An analysis of the planned works and the ambient ecosystem is needed in the first step of the design process. On the basis of a set of conceptual designs, a feasible technical design has been realized and budgeted. A scan has been performed with the Project Agency to identify dike transects suitable for ecobasins.
In the pre-feasibility assessment, the following activities have been undertaken:
- Discussion with the Agency on details of the engineering design and the specification of ecological and recreational potential.
- Discussion with the Agency on the selection of suitable dike sections, taking planning aspects into account.
- Analysis of local communities of hard substrate species as a reference situation.
- Analysis of physical forcing factors and design criteria which may be relevant to the ecologically enhanced design. In this case wave exposure and siltation risk are critical design factors.
- Analysis of the ambient ecosystem and identification of possible interactions and reinforcements. In this case a valuable diverse hard substrate community is already present. Maintaining, and where possible enhancing, this community is a requirement for dike reconstruction in the Eastern Scheldt.
- Pre-design, valuation and costing of ecologically enhanced structures and presentation to the Agency.
- Selection of the most promising eco-structure. In this case one focused on keeping the water at the dike toe and providing a suitable substrate for attachment of macro-algae.
- Analysis of the physical aspects of the water system and the dike section (foreshore and intertidal morphology, wave conditions, dike stability, shape of the dike and the toe)

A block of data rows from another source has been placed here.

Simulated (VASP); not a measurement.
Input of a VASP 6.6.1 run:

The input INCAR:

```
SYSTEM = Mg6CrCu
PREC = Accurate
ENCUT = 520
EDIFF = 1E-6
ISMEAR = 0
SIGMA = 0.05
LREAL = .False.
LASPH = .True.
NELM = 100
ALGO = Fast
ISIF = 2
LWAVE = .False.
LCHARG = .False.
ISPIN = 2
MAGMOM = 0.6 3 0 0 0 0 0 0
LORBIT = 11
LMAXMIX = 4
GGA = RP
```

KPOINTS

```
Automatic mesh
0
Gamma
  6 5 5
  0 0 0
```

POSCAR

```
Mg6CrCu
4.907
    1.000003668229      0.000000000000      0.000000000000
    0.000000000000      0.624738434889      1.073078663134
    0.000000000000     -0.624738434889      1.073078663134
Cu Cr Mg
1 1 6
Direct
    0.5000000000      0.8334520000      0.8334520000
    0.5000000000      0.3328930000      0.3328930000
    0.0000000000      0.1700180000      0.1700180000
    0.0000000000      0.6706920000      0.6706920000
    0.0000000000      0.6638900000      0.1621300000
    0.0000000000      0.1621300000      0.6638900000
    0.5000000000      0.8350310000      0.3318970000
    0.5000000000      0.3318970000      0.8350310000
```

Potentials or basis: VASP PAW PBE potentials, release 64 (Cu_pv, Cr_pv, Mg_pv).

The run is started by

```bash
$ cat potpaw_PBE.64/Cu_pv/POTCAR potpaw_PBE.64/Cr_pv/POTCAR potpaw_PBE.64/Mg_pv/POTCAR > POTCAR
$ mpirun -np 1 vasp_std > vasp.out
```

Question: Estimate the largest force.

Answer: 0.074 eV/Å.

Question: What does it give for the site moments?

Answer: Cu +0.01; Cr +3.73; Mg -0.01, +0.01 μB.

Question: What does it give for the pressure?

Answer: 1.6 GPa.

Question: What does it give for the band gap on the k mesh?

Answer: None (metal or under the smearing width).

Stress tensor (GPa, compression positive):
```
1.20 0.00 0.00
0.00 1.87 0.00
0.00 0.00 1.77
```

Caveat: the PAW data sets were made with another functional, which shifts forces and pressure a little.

- Inventory of stakeholders whose interests might be affected by the project (recreational activities such as scuba diving, commercial fishing, etc.)
During the feasibility study, the Rich Revetment plan was further developed via:
- Technical design of the most promising eco-structure within the overall requirements and planning of the engineering works, including aspects such as:
- Slopes and orientations
- Choice of materials
- Size distribution, porosity
- Application method
- Seeding method (if required)
- Detailed costing and phasing within the overall project planning
- Small-scale field trial
- Set-up of monitoring and maintenance plans (clearly a necessity in the case of a pilot experiment). Duration of monitoring should be suitable to follow transition to a fully grown situation. This could take three to five years.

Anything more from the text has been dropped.